1979: The Postmodern Condition is published
Meanwhile in Paris, a French penseur
called Jean-François Lyotard stopped rummaging in his lover's black turtleneck
to light his 37th Gitane of the afternoon. He inhaled deeply, breathed out,
narrowed his eyes and said: "Bah, ouais," and started
writing there and then his ground-breaking book The Postmodern Condition.
Probably none of this happened, but who can resist sending up a man who has
girls' dancewear for a surname?
Lyotard argued that the intellectual foundations
of western thought as built by Kant, Hegel, Marx, though probably not De
Botton, were teetering. Western societies since the Enlightenment had, he
argued, been informed by "grand narratives" that were no longer
convincing stories of human progress. He, like lots of other soixante-huitards,
was disappointed by the failure of one of those grand narratives, Marxism, to
deliver paradise. He glanced narrowly too across the Channel and, seeing
Thatcher's policies (soon to be echoed by Reagan) of economic deregulation,
selfish enterprise culture and the denial of society, thought that political
progress – as he and like-minded beret-wearers had comprehended it since 1789 –
might well be over.
Henceforth, he and the likes of Foucault
thought, localised political interventions – feminism, environmentalism,
identity politics – would replace mass progressive movements. And then, bored
by his thoughts, Lyotard put his hands back up his girlfriend's jumper, like
the French stereotype we've imagined him to be.
1984: Art is colonised by commerce
In 1984, literary theorist Fredric Jameson wrote
his essay Postmodernism, or the Cultural Logic of Late Capitalism, arguing that
art had been colonised by commerce. This was before adman Charles Saatchi
started buying up YBAs and decades before Damien Hirst claimed to have sold a
diamond-encrusted skull for £50m. Modernist art (think: Van Gogh transforming
personal misery into beauty) sought to redeem the world, he suggested.
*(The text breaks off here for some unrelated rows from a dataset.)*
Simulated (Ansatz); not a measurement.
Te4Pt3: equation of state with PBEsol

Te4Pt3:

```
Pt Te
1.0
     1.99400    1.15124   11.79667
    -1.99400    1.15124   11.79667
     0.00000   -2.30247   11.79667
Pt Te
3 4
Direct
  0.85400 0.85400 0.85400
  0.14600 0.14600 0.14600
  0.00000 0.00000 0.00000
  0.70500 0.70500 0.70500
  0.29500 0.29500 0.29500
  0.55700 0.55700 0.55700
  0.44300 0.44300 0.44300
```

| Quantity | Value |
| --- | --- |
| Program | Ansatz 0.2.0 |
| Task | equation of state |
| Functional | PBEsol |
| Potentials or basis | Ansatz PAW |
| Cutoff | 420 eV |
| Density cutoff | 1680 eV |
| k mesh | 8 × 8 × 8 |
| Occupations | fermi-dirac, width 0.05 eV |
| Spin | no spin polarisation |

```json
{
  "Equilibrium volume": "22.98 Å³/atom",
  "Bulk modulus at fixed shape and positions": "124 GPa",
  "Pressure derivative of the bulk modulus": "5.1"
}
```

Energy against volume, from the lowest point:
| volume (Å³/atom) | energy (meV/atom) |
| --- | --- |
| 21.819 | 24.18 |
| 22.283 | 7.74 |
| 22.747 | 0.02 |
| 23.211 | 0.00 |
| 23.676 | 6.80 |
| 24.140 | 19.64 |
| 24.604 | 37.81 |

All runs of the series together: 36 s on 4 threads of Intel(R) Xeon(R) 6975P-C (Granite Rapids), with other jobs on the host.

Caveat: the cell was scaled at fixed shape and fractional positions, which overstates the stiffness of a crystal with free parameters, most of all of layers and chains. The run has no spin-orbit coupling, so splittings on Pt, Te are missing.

Postmodern art (think: Jenny Holzer putting an electronic
billboard over New York's Times Square reading, "Protect me from what I
want" in 1985) was made by artists stuck in a world they could
scarcely change.
1989: Jeff Koons gets jaded
Jameson also wrote about "the waning of
affect" that he claimed characterised postmodern subjectivity. Artists
don't cut off their ears these days, more's the pity. As if to prove Jameson's
point, in 1989, Jeff Koons put up a poster to advertise his exhibition at New
York's Whitney Museum. The billboard image bore the headline Made in Heaven and depicted him having sex
with his porn star wife, La Cicciolina. But Koons was hardly in the throes of
passion: his affect seemed to have waned to nothing as his blank gaze met ours.
Koons's properly ironic po-mo statement about the work was that it would
initiate spectators into the "realm of the Sacred Heart of Jesus".
Koons had created a Baudrillardian system of simulacra of sexual passion,
religious ecstasy, semiotic overload and voguish kitsch, while suggesting that
to the blank-eyed stiff who has it all, nothing, not even Viagra, will get him
going any more. Such is the postmodern male condition. Boo hoo, am I right?
1992: The End of History
Francis Fukuyama published The End of History,
writing: "What we may be witnessing is not just the end of the cold war,
or the passing of a particular period of postwar history, but the end of
history as such … That is, the end point of mankind's ideological evolution and
the universalisation of western liberal democracy as the final form of human
government." He argued that there could be no large-scale wars over
fundamental values since "all prior contradictions are resolved and all
human needs satisfied". He was, you may have noticed, wrong in all leading
particulars, but no matter: his thinking fitted into the prevailing postmodern
mood. If the west had won, if nothing was worth fighting for, if all
values were relative and eternal, then what remained was merely humans choosing
fatuously between consumer goods that contributed negligibly to our
flourishing until our species did the decent thing and
did itself in.
2001: Apple launches the iPod
The iPod was born and digital culture – which is
neither synchronous nor synonymous with postmodern culture but kind of related
– had its ur-fetish object. Digital technology accelerated and enabled
individuals to manipulate every aspect of the media environment. In the digital
world, you the consumer could do what cultural producers had hitherto done: you
could be your own DJ, photographer, film-maker. Better, you could do what the
Man said you shouldn't: sample, pastiche, cut and paste others' work, riff on
the results and pass it off as your own.
2002: Dr Evil embraces hip-hop
Dr Evil's intervention here typified postmodern
culture: ironic, knowing, quoting from a source that was already quoting from
another source and – perhaps this the main point – thereby cannily making a
packet for a film franchise that, if one can be serious for a second, really
didn't warrant a third outing. Such "bricolage", as Lyotard
would put it (ie assembling artefacts from bits and pieces of other things from
unexpected eras and sources), was key to the hip-hop culture Myers pastiched.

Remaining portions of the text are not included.